Talking to Young Children About Divorce
The first step in talking to children about separation and divorce is to be absolutely sure—before you tell them—that this is a reality and that you both are definite about taking this action. It is not helpful for them to think that this might happen. They need your clarity in order to cope and to feel safe.
So once this is decided, plan on sitting down with them together. It is important that the information come from both of you, no matter what the circumstances, so that the kids can see that, in spite of this huge disruption in their lives, you plan to collaborate and cooperate together as their parents. You are sending an important message here. Then you can say: "We have been unhappy for a very long time, and you can see how much we fight. We have tried to get along better. We've talked and talked and tried to solve our problems, but it hasn't worked. Sometimes parents can't be happy anymore together. This is what's happened to us, and we've decided that it will be better if we live in separate places."

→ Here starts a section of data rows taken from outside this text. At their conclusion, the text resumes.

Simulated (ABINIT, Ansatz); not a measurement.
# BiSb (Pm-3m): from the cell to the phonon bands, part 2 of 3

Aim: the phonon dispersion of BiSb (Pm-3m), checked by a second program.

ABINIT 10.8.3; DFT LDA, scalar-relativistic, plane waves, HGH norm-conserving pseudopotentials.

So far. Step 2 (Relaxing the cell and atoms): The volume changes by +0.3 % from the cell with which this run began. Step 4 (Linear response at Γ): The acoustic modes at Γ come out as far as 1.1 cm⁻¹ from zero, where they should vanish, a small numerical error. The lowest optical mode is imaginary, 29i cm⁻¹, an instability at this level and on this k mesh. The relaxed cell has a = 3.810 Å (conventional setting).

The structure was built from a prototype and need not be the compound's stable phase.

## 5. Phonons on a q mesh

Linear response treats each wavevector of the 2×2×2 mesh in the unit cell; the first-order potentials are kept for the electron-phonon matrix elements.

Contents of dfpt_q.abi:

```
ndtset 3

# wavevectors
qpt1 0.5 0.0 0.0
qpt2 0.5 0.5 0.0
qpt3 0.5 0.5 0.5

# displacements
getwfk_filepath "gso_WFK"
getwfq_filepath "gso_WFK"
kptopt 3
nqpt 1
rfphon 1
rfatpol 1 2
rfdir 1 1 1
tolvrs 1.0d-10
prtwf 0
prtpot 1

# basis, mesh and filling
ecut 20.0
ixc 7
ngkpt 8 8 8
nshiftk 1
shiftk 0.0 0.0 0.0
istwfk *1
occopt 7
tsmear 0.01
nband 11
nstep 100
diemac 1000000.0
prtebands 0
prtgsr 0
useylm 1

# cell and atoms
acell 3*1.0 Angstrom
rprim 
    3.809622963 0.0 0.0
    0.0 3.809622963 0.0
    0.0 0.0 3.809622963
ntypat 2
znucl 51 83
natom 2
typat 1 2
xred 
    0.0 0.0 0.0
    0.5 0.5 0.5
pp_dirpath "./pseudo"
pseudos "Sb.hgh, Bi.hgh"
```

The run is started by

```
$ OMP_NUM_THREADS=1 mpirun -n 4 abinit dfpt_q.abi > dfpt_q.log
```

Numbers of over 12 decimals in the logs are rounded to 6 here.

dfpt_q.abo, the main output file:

Emphasize that it's not their fault. Emphasize that one thing never changes: "Your mother will always be your mother and your father will always be your father. You still have a family even if your parents live in separate places."
Let them know that it's OK to feel sad and angry and that you feel that way, too. Finally, I'd like to recommend a really good book for you entitled Your Divorce Advisor by Mercer and Pruett, and a good book for your young kids entitled It's Not Your Fault, Koko Bear by Vicki Lansky.